A Google-accessed analytical report by SBM Intelligence, a Lagos-based geopolitical research and strategic consulting firm specialising in market and security intelligence for Nigeria and West Africa, claims that Nigeria’s kidnapping crisis has become a booming criminal enterprise, with N2.56 billion ($1.66 million) paid in ransoms and 4,722 civilians abducted in just 12 months (between July 2024 and June 2025).
The report also said that “kidnapping for ransom had emerged as a pervasive and destabilising criminal enterprise in Nigeria, one that capitalises ruthlessly on the country’s economic fragility. While precise ransom figures remain obscured by victims’ fears of reprisals and institutional opacity, the escalating financial burden on communities is undeniable”, the report pointed out.
A closer look at the details of the report indicates that the Northwest remains the epicentre of abductions, with Katsina State recording the highest number of kidnap-related incidents (131), followed closely by Kaduna (123), Zamfara (113), and Niger (40). However, Zamfara topped the list for the actual number of victims, with 1,203 people kidnapped, accounting for over 25 per cent of all recorded abductions.
Notwithstanding that the North remains most severely impacted, the report exposed the fact that kidnapping is becoming increasingly decentralised, with the Southeast and South-South regions experiencing targeted religious abductions and financially motivated crimes.
The data also show a divergence between ransom payments in naira and their dollar equivalents, reflecting Nigeria’s ongoing currency crisis. While ransom demands have surged in naira terms, the dollar value has stagnated or declined due to sharp devaluation.
Another aspect of the report claimed that 7,568 people were kidnapped within the period covering June 2023 and July 2024 in 1,130 incidents across Nigeria. These are not mere statistics. They are human beings in flesh and blood.
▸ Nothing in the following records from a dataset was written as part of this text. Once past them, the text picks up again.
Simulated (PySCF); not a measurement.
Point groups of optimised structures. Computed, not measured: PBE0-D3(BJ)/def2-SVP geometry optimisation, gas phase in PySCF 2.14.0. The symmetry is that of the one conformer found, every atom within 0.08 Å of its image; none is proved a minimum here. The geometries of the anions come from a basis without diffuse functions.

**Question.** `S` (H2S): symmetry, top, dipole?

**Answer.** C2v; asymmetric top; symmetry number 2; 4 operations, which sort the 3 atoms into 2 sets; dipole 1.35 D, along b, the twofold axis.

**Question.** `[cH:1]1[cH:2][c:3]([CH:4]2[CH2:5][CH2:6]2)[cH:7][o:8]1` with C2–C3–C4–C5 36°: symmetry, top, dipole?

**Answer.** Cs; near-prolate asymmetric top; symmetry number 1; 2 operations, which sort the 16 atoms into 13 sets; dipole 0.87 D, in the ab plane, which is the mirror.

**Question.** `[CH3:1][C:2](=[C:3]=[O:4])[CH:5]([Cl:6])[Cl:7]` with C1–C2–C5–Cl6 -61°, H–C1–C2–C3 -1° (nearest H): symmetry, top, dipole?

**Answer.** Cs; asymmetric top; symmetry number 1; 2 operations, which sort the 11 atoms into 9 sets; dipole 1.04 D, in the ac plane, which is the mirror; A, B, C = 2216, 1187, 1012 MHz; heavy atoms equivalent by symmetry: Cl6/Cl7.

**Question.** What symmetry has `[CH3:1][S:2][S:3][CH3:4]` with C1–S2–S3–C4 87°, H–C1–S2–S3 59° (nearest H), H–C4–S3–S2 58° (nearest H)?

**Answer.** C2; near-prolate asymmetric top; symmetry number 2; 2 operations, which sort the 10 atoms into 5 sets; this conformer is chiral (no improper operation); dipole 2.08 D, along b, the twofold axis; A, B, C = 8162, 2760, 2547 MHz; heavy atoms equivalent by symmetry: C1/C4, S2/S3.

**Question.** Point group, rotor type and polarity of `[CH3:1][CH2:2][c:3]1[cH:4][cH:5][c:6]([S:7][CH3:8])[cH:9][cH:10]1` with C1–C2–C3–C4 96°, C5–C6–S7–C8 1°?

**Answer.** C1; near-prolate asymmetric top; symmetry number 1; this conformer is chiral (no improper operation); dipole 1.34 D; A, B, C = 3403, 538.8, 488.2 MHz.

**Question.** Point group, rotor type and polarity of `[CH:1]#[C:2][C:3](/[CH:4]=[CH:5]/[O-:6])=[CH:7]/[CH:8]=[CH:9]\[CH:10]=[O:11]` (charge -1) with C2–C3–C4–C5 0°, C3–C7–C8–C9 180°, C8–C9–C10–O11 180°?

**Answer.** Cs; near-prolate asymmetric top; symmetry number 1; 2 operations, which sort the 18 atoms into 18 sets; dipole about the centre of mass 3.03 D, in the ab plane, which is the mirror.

The report blamed the country’s poverty situation for the exponential growth of this criminality. The World Bank, in one of its reports, revealed that 89 million Nigerians are impoverished for a country of less than 250 million people. This assertion makes Nigeria the most populous country in Africa and the second poorest populated country after India in 2023.
We recall that the Nigerian Bureau of Statistics (NBS), in a comprehensive report on Multidimensional Poverty Index (MPI) in 2022, said that a survey it carried out found that 63 per cent of Nigerians (133 million people) are multidimensionally poor, experiencing deprivations in areas like sanitation, energy, food insecurity, and housing. The survey also highlighted that poverty is higher in rural areas (72 per cent poor) than in urban areas (42 per cent poor).
All these reports paint a picture of a country in distress. Worse, in our view, is the seeming despondency on the part of officialdom which may have resigned to this shame as a new normal.
The prevalence of poverty and its undergirding role in acts of criminality, have since ceased to matter to the ruling class whose lifestyle also inspire the criminals in the country to aspire to get their own share of the wealth through any means including kidnapping. Why would they care since they have all the protection they need from the state?
Elsewhere around the world, kidnapping, as in Nigeria, instils fear and distrust among the population, who in turn demand increased security. That is beginning to apply disturbingly in Nigeria, where parents now fear sending their children to boarding schools, which have become a soft spot for these criminals. People fear travelling by road and even using public transportation services like taxis because they are apprehensive about the next passenger in the cab. Or, for that matter, the disposition of the operator of the service himself.
Our worry, beyond the economic benefits to the criminal elements who indulge in this heinous crime, is the severe psychological trauma it inflicts on victims and their families and the financial hardship it brings to them.
Kidnapping everywhere reduces investment and slows development. However, the difference between other nations and Nigeria is that there is a concerted effort to combat this dreadful phenomenon by strengthening their legal frameworks, increasing law enforcement training, improving victim support services, and fostering international cooperation through organisations like the United Nations and Interpol.
If Nigeria is doing these, the escalating cases of kidnapping do not indicate that they are effective enough as a deterrent. The danger around this crime in the country is that victims and their families no longer trust the security agencies or their ability to give them the succour they crave in such bizarre circumstances.
A situation where victims’ families are expected to fund the process of fighting the crime inflicts even greater frustration and pain on them. Often, they prefer to deal with criminals directly rather than subject themselves to the horror of realising that their anguish has only pecuniary attraction to the security agencies who have the mandate to protect them against such pain in the first place.
This situation points to the fact that the figures quoted above by SBM Intelligence may be a tip of the iceberg. Even that we hope ought to be serious enough to provoke the authorities into more action directed at weeding out the criminals and giving the people the peace they earnestly deserve.